Apache Cassandra is an open source, highly scalable NoSQL database, that’s well known for handling large volumes of data across multiple data centres and the cloud.
In this article, we will learn to set up and optimise Apache Cassandra.
Setting up Apache Cassandra on Linux
To set up Cassandra on a Linux machine, install Apache Cassandra 3.x on RHEL/CentOS 6.5 or later.
The prerequisites are:
- Yum package management
- Root or non-root user with sudo privileges
- Oracle Java Platform, Standard Edition 8 (JDK) or OpenJDK 8. JDK is recommended for Cassandra installation as it has some
- tools that are not in JRE
- Python 2.7
Installation steps
i) Check the Java version, as follows:
$ java -version
If Oracle Java is used, the results should look like what’s shown below:
java version "1.8.0_65" Java(TM) SE Runtime Environment (build 1.8.0_65-b17) Java HotSpot(TM) 64-Bit Server VM (build 25.65-b01, mixed mode)

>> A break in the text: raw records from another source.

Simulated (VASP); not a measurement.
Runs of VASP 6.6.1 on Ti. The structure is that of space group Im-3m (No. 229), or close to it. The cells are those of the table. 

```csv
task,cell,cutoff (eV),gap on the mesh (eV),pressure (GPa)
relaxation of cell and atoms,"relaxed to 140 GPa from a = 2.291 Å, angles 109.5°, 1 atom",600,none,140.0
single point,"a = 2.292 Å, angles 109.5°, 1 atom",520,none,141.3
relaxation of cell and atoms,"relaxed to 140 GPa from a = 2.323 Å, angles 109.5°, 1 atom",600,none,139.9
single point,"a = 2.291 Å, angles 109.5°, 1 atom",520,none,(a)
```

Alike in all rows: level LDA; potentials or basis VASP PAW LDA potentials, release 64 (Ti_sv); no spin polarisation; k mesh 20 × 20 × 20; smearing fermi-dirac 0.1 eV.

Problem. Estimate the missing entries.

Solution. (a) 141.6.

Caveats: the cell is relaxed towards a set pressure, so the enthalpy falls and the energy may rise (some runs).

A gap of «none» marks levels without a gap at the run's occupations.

ii) Create a new Yum repo datastax.repo under /etc/yum.repos.d
/etc/yum.repos.d/datastax.repo [datastax-ddc] name = DataStax Repo for Apache Cassandra baseurl = http://rpm.datastax.com/datastax-ddc/3.2 enabled = 1 gpgcheck = 0
You can change the latest version. The current latest version is 3.2.
iii) Now, Apache Cassandra will be available for installation through Yum.
$ sudo yum install datastax-ddc
The above command will also install the Cassandra utilities such as sstablelevelreset, sstablemetadata, sstableofflinerelevel, sstablerepairedset, sstablesplit and token-generator.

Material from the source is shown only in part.